By David Beilstein
Republican strategist Steve Schmidt was on MSNBC’s Morning Joe program earlier today, commenting on Sen. Rand Paul’s (Ky.) 13-hour filibuster.
According to Mr Schmidt, the question becomes the viability of Rand Paul’s conservative, libertarian fusion—and whether such an ideological marriage will take root in the Grand Old Party of Lincoln.
It should be said the modern conservative movement—having experienced parturition under William F Buckley, Jr. and Frank Meyer—be a conservatism of national prowess.
Likewise, the fusion between conservatism and libertarianism strains created Barry Goldwater’s candidacy. And while Sen. Goldwater would be soundly defeated by President Johnson in 1964, the Arizona senator’s ideological convictions would set a template for Ronald Reagan’s successful campaign for the presidency in 1980.
Reagan would be one of the most successful ideological conservatives of modernity. Furthermore, fusionism was a key characteristic of the late Buckley’s mission as a political player, and founder of National Review magazine.
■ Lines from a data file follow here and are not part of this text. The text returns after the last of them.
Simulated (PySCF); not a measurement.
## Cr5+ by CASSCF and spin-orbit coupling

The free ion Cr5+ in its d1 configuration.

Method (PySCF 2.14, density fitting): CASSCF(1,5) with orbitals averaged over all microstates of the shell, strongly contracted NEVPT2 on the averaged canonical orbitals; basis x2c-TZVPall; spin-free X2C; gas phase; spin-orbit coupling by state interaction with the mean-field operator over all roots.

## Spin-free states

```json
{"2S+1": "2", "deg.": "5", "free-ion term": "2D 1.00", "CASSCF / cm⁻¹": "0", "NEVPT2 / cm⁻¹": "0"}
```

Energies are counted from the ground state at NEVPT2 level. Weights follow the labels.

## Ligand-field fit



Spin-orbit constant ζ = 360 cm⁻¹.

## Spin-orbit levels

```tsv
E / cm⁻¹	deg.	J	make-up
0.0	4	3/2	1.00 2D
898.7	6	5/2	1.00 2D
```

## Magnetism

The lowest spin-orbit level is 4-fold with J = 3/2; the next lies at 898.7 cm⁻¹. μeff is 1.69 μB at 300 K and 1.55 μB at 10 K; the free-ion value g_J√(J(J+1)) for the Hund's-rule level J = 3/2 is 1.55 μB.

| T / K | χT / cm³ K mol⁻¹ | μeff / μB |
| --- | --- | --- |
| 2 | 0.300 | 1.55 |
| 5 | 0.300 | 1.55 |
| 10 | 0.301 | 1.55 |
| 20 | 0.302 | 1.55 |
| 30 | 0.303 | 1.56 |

Glancing into the past only proves that ideological fusion (between libertarianism and conservatism)—is able to rally large groups of classical liberals together—creating a conservatism, which upon reflection, cannot be limited to regional borders.
Government must be brought into constitutional balance. As such, the party that seeks to use classical liberal ideas to animate, conserve, and guard against tyranny, must be a national party.
The Morning Joe players being who they are—ideological progressives for the most part—seemed to desire to throw big government conservatism, against the fusionism of Kentucky senator’s Rand Paul’s ideology.
But big government “conservatism” was never conservative.
It’s an oxymoronic term.
One of the contributors on Morning Joe asked Mr Schmidt if a conservatism disavowing peeking in bedroom windows by big government—desirous to rid government from private life, would be an electorally successful position.
Mr Schmidt seemed to indicate it could be.
Needless to say, a conservatism that seeks eyeball rights into the private affairs of men and women and their property, but dismisses government intrusion elsewhere, like ObamaCare—is not conservative.
It’s also arbitrary and against the spirit of constitutional reasoning.
It’s why folks like Rick Santorum (amongst others) should be ridden out of the GOP, face down on a horse.
Other Morning Joe commentators indicated that Rand Paul’s brand of conservatism stood for civil liberties, while some phantom conservatism of the “old guard”, did not.
It’s nice to be a windbag.
But all true conservatism is a conservator of the U.S. Constitution, hence is automatically protective of civil liberties.
One cannot truly be conservative and dismiss civil liberties.
Just because some “big government conservatives” dismissed civil liberties, makes them neither prudent nor conservative, in any real sense.
In our day, defense of civil liberties are routinely thought to be the acreage of progressive concerns—but in fact, progressivism is diminutive of civil liberties broadly, unless opportunistic avenues can be exploited.
Like when a Republican occupies the Oval Office, circa 2001-2009.
Rand Paul took a strong step-forward, refocusing the ideological distinctions between progressives and conservatives, alike. His efficacious effort—as stated earlier—was one of the best communicative actions, explicating conservative, libertarian ideas, in the past 25 years.
It’s why Mr Paul was attacked by those in the GOP unable to fathom the actuality of limiting government—reducing its role in individual life. But the Old Guard who attacked Sen. Paul already proved their neglect of constitutional fealty long ago.
One should see little reason to listen to Old Guard Republicans. They helped create our current morass.
Mr Paul’s brand of fusionism could mean a bright future and rebirth for conservative Republicans—a return to classical liberal convictions actually effective in beginning the hard work of rolling back government and roiling progressive leftist ideas from percolating.
One can hope the Kentucky senator continues to impress.